Tuesday, July 11, 2017

Today in greed

And now a few thoughts on corporate dumbness, while waiting for Aaron Judge's last crushed baseball to come down ...

That was some great stuff last night, for baseball and for the city of Miami. Tonight's All-Star game will be great stuff, too.

Maybe, if the host Marlins are lucky, it will be great enough to obscure the not-so-great stuff.

The not-so-great-stuff involves the Marlins' cotton-headed owner, Thick Jeffrey Loria, who's decided the only way to deal with fans who owe him money is to send in the Armani legbreakers -- aka, the lawyers. According to ABC News and Miami New Times, the Marlins have sued at least nine season-ticket holders since 2003, and are currently trying to seize a $725,000 property owned by season-ticket holder Kenneth Sack over $97,200 the Marlins say he owes them.

This is not quite as distasteful as picking on some poor Joe Fan because he's behind on his upper-deck payments, in that it's one rich guy suing another rich guy. But the tone-deafness pertains: It's a Major League Baseball club trying to bully one of its fans -- one of its high-dollar fans, no less -- because the club didn't follow through on certain promises and the fan rightly decided not to pay for what he wasn't getting.

Granted, in this case there is more than a whiff of Trumpian privilege here. At issue, after all, is not the quality of the view from the cheap seats or the freshness of the hotdogs, but such snooty amenities as pre- and postgame buffets and prime parking spots. Apparently the latter never materialized and the quality of the former was not up to snuff.

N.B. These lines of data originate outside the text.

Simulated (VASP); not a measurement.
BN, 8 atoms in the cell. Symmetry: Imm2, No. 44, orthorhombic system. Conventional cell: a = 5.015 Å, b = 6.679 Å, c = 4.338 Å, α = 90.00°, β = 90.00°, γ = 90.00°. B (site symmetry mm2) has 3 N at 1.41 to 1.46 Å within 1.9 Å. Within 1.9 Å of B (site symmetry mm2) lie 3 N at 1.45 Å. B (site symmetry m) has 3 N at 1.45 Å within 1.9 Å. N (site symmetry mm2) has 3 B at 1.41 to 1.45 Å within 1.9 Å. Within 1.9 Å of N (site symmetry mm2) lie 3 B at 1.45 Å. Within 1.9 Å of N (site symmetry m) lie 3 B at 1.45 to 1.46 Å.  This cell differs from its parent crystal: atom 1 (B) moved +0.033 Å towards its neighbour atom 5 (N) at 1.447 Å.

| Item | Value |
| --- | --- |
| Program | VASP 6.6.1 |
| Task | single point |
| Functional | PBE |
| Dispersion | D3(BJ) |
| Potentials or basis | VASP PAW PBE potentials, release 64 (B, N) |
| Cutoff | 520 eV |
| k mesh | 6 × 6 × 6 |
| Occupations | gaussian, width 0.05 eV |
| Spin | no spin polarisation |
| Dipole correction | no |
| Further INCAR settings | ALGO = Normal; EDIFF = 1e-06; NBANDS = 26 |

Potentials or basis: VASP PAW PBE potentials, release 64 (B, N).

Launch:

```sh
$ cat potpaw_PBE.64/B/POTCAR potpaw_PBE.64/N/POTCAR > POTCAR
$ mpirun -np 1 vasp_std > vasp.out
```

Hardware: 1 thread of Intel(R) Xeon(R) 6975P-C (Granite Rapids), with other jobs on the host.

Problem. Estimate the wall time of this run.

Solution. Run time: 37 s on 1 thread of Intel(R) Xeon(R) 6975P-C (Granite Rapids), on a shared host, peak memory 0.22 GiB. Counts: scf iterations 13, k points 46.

First-world problems, as they say.

And yet ... it's still a very bad look. And Thick Jeffrey, like most of these owners, doesn't seem to get that. Or doesn't care, because he's already got his ballpark, and most of his paying customers are still paying, so why would he care about how this all looks?

Even if he should.

"I don't understand why Major League Baseball continues to allow Jeffrey Loria to behave like this," Daniel Rose, an attorney representing another former season-ticket holder, told the New Times. "At the end of the day, what is the motive to go after fans like this? It just shows their greed and a complete lack of respect for their fan base."

As does strong-arming the taxpayers to foot the bill for all these glittering palaces the Thick Jeffreys of the world so love to build for themselves. But that's another Blob for another day.